Time for the theory. I found the following video on Youtube and after some replaying to understand it (the guy talks quite fast), I thought it seemed interesting enough to share this with you.
Kazuya-san discusses why Kpop is not that established in Japan. After all, compared to hugely popular AKB48, Kpop idols sing and dance better. So why do Japanese people love AKB48 more? Korean idols are “perfect” when they make their debut in Japan. And the Japanese are not very fond of that perfectness: they prefer some degree of “inexperience” (未熟). Watching the “growth” (成長) of their idols, encouraging them as dedicated fans from the sideline, is what the Japanese enjoy. That makes a possible answer on the question why TVXQ succeeded in Japan: they started with nothing. Kazuya-san points out that this theme of growth is a big thing in Japanese pop culture (“国民のテーマ”). For example, in the manga One Piece, the reader enjoys how Luffy and his fellows grow and mature with time. The same goes for Dragonball. In my opinion, this is not only a characteristic of popular culture, but also of Japanese culture in general. For example, if you only speak a bit Japanese, you will be encouraged and made compliments to all the time. But oh dear if they realize your Japanese is flawless. As you are foreigner, this kind of “perfection” is not acceptable.
In the second part, Kazuya-san informs us that especially women love Kpop, and that it doesn’t appeal to Japanese men at all. Kpop boy band members are pretty boys… with a muscular body. Again too much perfection. On which a women commented that she prefers “more natural beauty” and therefore does not admire Korean idols.
Belgian Reactions on Kpop Boy Bands
I asked my friends some questions on this topic. Most of them didn’t know a single thing about it, some of them knew what it was about but didn’t listen to it in particular, and others were Kpop fans. I showed some MVs (Lucifer – Shinee; Fantastic Baby – Big Bang; Mr. Simple – Super Junior; Warrior – B.A.P.; Mirotic – TVXQ; Baby Good Night – B1A4) and asked several questions about the things I discussed throughout these three posts. I was glad to hear diverse opinions and points of view I had not thought of myself. Of course that was part of my intention.
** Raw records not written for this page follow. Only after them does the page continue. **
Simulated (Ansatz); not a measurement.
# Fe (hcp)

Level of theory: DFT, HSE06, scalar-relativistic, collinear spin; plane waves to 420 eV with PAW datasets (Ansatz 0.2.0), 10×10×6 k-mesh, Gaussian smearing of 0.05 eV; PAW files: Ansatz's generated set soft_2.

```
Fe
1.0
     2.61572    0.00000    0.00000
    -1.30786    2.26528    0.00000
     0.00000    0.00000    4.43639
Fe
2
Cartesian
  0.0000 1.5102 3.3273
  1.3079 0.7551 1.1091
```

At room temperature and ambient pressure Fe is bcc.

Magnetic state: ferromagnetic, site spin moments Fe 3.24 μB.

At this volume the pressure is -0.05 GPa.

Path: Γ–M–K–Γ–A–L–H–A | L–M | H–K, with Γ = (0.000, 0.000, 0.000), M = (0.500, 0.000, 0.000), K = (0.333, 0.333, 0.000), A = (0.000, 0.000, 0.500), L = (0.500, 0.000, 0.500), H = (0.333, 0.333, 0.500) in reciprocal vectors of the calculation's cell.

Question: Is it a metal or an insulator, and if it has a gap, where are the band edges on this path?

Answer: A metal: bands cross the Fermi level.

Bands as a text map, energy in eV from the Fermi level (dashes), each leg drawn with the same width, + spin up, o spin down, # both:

Thanks to Delphine, Elise, Emma, Erik, Famke, Kris, Margo, Nina, Sammie, Seppe, Sheena, Stephen and Lotte!
What about the music? Almost everyone agreed that Kpop is similar to Western pop music. Margo told me some melodies reminded here of the Jonas Brothers. Stephen thought it resembled American pop music. Seppe said that without lyrics the songs could be even from any other country and thought them sometimes a bit too repetitive. Lotte, though, said she was surprised it appealed to her, and couldn’t think of some resembling music style she knew. Delphine and Stephen found the music catchy and cheerful, something that gets stuck in your head very easily. Margo and Erik didn’t like it very much. Erik explained me that the total sound was as stereotypical as Western pop music in choice of chords, harmony, rhythm and melody. Nevertheless, he had the impression that Western pop music is more diversified.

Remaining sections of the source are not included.